‘An issue that was to some extent above their pay grade’
Cornell University has decided the benefits of a six-year-old partnership with a Chinese school aren’t enough to outweigh the harms to academic freedom and student well-being.
After discussions with Renmin University officials about reports that students in the exchange program are being spied on and punished for their activism, the Ivy League school has suspended the program, Inside Higher Ed reports.
The dispute concerns the students’ activism for worker rights in China, and specifically for workers who are trying to organize independent unions. Reuters reported this summer that one Chinese activist was “bundled into a car” by unidentified assailants, according to fellow activists. Local police portrayed the incident as a “family dispute,” not a kidnapping.
The exchange programs were through Cornell’s School of Industrial and Labor Relations. Eli Friedman, director of international programs, said he asked his dean-level peer at Renmin to comment on reports he’d received of “pretty gross violations of academic freedom and thought”:
I had a few back-and-forths with their administration. It became clear that this was an issue that was to some extent above their pay grade — that this was being directed at a national level by the [Chinese] Communist Party — so there were certain questions that they cannot answer, things they cannot say. I recognized that and was sympathetic to their position, but at the end of the day information that could convince me that the evidence I had seen was wrong or not complete was not forthcoming.

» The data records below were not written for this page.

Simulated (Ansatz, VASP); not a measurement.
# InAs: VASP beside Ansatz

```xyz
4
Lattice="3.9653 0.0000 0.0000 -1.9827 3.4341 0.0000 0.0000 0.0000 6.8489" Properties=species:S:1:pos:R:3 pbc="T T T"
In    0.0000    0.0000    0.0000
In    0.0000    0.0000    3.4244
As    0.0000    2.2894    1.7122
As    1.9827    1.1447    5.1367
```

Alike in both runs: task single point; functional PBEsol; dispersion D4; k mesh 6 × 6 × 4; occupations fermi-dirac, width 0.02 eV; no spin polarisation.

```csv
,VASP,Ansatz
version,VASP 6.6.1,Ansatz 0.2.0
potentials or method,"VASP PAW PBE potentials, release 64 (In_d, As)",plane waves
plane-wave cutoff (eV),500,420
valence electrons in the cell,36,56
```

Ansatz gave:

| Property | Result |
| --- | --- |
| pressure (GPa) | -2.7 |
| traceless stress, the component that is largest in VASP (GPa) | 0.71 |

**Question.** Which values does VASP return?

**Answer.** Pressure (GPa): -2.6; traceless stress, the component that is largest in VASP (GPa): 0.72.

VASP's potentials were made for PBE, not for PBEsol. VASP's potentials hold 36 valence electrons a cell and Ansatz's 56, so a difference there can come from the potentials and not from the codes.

The change is largely nominal because “the increasingly restrictive environment for academic freedom” in recent years has made it “basically impossible” to do the research conceived by the partnership, including on collective bargaining and worker strikes in China, Friedman said.
He’s calling on Renmin’s other partner universities – including Ivy League peers Columbia and Yale, the University of California-Berkeley and University of Chicago – to rethink their partnerships as “as the number of issues that become deemed too politically sensitive continues to grow.”